Indictments seek lengthy prison sentences for 42 May Day demonstrators in pretrial detention

Turkish police detain a protester as he and others attempt to march to Taksim Square, at Mecidiyekoy district near Taksim, during a May Day (Labour Day) rally, marking International Workers' Day, in Istanbul, on May 1, 2024. - Turkish police on May 1, 2024 detained dozens of protesters attempting to tear down barricades in different districts of Istanbul after authorities banned May 1 rallies at the city's main Taksim Square. (Photo by KEMAL ASLAN / AFP)

Two indictments drafted separately by Turkish prosecutors seek prison sentences of up to 13-and-a-half years for each of 42 people arrested for defying a government ban to hold a May Day demonstration in central İstanbul, Turkish Minute reported, citing the Birgün daily.

Some 200 demonstrators who wanted to march from İstanbul’s Saraçhane neighborhood to Taksim Square, which has symbolic importance, to mark International Workers’ Day were detained on May 1. Demonstrators were also taken into custody in the following days on accusations that they resisted law enforcement to make their way to Taksim.

There are 30 defendants in the first indictment drafted by the İstanbul’s Chief Public Prosecutor’s Office, while the second indictment directs charges at 12 other demonstrators.

The proposed prison sentences for the 42 demonstrators currently in pretrial detention is a total of 567 years. They face multiple charges including violating the law on assemblies and demonstrations, resisting a public officer, intentionally causing injury and vandalism.

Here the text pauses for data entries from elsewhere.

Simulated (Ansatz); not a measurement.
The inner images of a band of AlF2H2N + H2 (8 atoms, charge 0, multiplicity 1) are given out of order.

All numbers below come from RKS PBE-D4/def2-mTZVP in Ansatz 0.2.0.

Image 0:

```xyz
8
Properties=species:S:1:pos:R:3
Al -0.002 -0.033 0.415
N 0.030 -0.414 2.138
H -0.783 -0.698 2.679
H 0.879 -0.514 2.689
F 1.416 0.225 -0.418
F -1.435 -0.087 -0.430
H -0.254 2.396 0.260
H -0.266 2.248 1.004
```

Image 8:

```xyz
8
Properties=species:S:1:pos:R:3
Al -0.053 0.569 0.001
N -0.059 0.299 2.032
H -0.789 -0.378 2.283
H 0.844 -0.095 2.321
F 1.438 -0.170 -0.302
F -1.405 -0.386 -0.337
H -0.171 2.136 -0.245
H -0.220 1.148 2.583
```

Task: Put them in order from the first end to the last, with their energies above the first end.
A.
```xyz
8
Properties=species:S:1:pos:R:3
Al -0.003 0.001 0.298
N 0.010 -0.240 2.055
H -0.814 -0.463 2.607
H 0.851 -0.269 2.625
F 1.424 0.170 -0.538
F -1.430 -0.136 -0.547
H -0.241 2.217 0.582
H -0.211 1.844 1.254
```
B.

There are currently 74 May Day protestors in pretrial detention. In the latest wave of detentions following house raids on May 21, 27 of them were detained and subsequently arrested.

The Interior Ministry and the İstanbul Governor’s Office announced before May Day that no demonstrations would be allowed in Taksim due to security concerns, sparking a backlash from opposition parties, labor unions and civil society groups who said the ban was “unconstitutional.”

The government ban on demonstrations in Taksim Square contravenes a Constitutional Court decision last year that found violations of the right to free assembly in the controversial ban.

The symbolic importance of Taksim Square stems from the killing of 34 people by unknown assailants on May Day in 1977. The area has become a subject of tension and confrontation between the government and labor unions in the days leading up to May Day since 2013.

Until 2009, Taksim was off limits to demonstrators following Bloody May Day in 1977. About three decades after the incident, under tight security, Taksim Square became the venue of peaceful demonstrations aside from a few minor incidents in 2010, 2011 and 2012. The area was closed to demonstrations again in 2013 out of security concerns.